Monday, October 31, 2011

The Rose

"I am an invisible man … I am a man of substance, flesh and bone, fiber and liquids – and I might even be said to possess a mind.  I am invisible, understand, simply because people refuse to see me…When they approach me they see only my surroundings, themselves, or figments of their imagination – indeed, everything and anything except me.”  Ralph Ellison, Invisible Man

When you read this quote what are your thoughts?  Imagine walking into a classroom and you have something to say, something important about whom you are, and your teacher doesn’t see you?  Not that he/she does not physically see you…he/she does not see your humanity.  What would you feel?  What would you think?  How would you react? Many children in the education system experience invisibility.   Educators click their tongue’s and say, “you know he/she is homeless, we can’t expect too much,” or “the school can only do so much, how can they expect us to teach them?”  These quotes are just a small sampling of what is said in many a teacher break room and staff meetings.  Teachers have abdicated their responsibility for teaching our children because they do not feel like they are “our children.” 
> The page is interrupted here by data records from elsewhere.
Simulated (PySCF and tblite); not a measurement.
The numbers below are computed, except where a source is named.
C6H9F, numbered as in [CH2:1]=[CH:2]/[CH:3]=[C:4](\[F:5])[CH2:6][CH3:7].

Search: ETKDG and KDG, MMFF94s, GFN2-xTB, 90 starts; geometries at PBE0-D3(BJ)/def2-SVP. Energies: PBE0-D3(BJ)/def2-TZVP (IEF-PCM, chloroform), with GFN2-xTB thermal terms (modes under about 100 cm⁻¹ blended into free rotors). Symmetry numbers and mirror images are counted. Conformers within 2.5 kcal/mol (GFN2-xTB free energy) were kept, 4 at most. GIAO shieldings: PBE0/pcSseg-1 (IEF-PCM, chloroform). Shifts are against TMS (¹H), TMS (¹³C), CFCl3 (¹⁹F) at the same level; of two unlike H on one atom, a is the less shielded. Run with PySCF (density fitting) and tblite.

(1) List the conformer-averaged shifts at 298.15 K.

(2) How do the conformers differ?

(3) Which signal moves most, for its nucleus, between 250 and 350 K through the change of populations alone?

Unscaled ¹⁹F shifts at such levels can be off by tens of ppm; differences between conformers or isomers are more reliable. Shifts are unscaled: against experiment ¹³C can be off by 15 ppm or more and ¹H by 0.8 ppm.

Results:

The Homelessness Research Institute projects an increase of approximately 74,000 people to the homeless count over the next 3 years.  This will bring the current number of over 1.5 million to over 1.65 million.  Homelessness no longer looks like poor, single, addicted men.  The face of homelessness is children.
 


I had the opportunity to hear a keynote speech by Dr. Jeff Duncan- Andrade.  He mentioned Tupac Shakur’s poem, The Rose that Grew from Concrete.  Dr. Duncan-Andrade posed a question.  Whose fault is it if the rose does not grow?  Children who experience homelessness are the proverbial “rose in the concrete.”  Whose fault is it if our children who are homeless do not learn?  How does the cycle of poverty and homeless end if the children are invisible?  How does the educational system respect the experiences of the child living in a homeless situation?  Do we bring them to school and act like the life outside of school does not exist?  How do we change a system that is inherently stacked?  My final question…why should we care about what happens to the rose that grows in concrete?